Michal Varchola

Work place: Faculty of Electrical Engineering and Informatics / Department of Electronics and Multimedia Communications, Kosice, 04120, Slovak Republic

E-mail: michal@varchola.com

Website:

Research Interests: Computer systems and computational processes, Embedded System, Systems Architecture, Information Systems

Biography

Michal Varchola Michal Varchola was born in Slovak Republic in 1984. He received PhD degree in info-electronics, from Technical University of Kosice, Slovak Republic in 2010.

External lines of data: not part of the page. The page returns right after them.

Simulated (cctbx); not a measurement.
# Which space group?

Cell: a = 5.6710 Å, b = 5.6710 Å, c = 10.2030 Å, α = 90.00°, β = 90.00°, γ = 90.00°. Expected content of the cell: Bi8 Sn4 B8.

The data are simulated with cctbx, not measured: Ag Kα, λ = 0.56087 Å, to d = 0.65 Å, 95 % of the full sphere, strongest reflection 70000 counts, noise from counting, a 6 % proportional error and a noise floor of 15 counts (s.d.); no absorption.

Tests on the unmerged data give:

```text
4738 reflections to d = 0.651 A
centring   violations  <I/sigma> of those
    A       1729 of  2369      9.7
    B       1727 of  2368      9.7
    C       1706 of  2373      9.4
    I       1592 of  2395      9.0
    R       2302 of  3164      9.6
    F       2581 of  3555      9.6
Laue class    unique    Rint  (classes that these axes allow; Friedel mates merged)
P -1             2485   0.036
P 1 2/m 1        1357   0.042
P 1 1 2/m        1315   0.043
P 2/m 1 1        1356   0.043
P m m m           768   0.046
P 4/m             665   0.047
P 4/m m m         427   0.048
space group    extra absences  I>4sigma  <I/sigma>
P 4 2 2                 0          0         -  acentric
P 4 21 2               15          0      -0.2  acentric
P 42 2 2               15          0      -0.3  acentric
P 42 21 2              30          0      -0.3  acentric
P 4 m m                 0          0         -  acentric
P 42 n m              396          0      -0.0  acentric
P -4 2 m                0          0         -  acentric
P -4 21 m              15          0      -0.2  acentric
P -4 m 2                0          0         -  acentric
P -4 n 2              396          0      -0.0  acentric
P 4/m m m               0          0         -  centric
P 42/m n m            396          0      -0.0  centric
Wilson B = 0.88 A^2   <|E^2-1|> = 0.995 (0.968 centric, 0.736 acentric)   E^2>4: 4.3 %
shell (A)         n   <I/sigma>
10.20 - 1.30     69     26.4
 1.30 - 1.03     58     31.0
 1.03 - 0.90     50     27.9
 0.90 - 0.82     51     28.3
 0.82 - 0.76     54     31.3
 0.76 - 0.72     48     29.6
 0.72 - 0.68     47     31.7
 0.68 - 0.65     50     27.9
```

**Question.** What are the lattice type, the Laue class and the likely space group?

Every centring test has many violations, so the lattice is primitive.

He works as young researcher at Technical University of Kosice from 2010. His main fields of interests are: side channel analysis of cryptographic devices, true random number generators, implementation and integration of FPGA and MCU embedded systems and digital signal processing. He published book “Cryptographic True Random Number Generator with Malfunction detector”, Saarbrucken, Germany: Lambert Academic Publishing, 2011. He is also author of two patents aiming true random generators and physical unclonable functions.

Mr. Varchola is member of International Association for Cryptologic Research and he received research project dean's award in 2014.

Author Articles
Correlation Power Analysis using Measured and Simulated Power Traces based on Hamming Distance Power Model – Attacking 16-bit Integer Multiplier in FPGA

By Marek Repka Michal Varchola

DOI: https://doi.org/10.5815/ijcnis.2015.06.02, Pub. Date: 8 May 2015

In many cases side channel attacks complexity are estimated by considering attack simulations only. Regarding this estimations, parameters of cryptographic devices are set so the attack is infeasible. This work shows that this approach to secure cryptographic equipment can be dangerous because real attacks can be much better than expected according to simulations. This observation is presented on very generic Correlation Power Attack using Hamming Distance Power Model. This attack is aimed against integer multiplier implemented in FPGA. In cryptography, an integer multiplier power consumption can sometimes be exploited to reveal a secret. Very often it is in asymmetric cryptography that is used in PKI as a fundamental building block. As an example, there are DSA and its various derivations.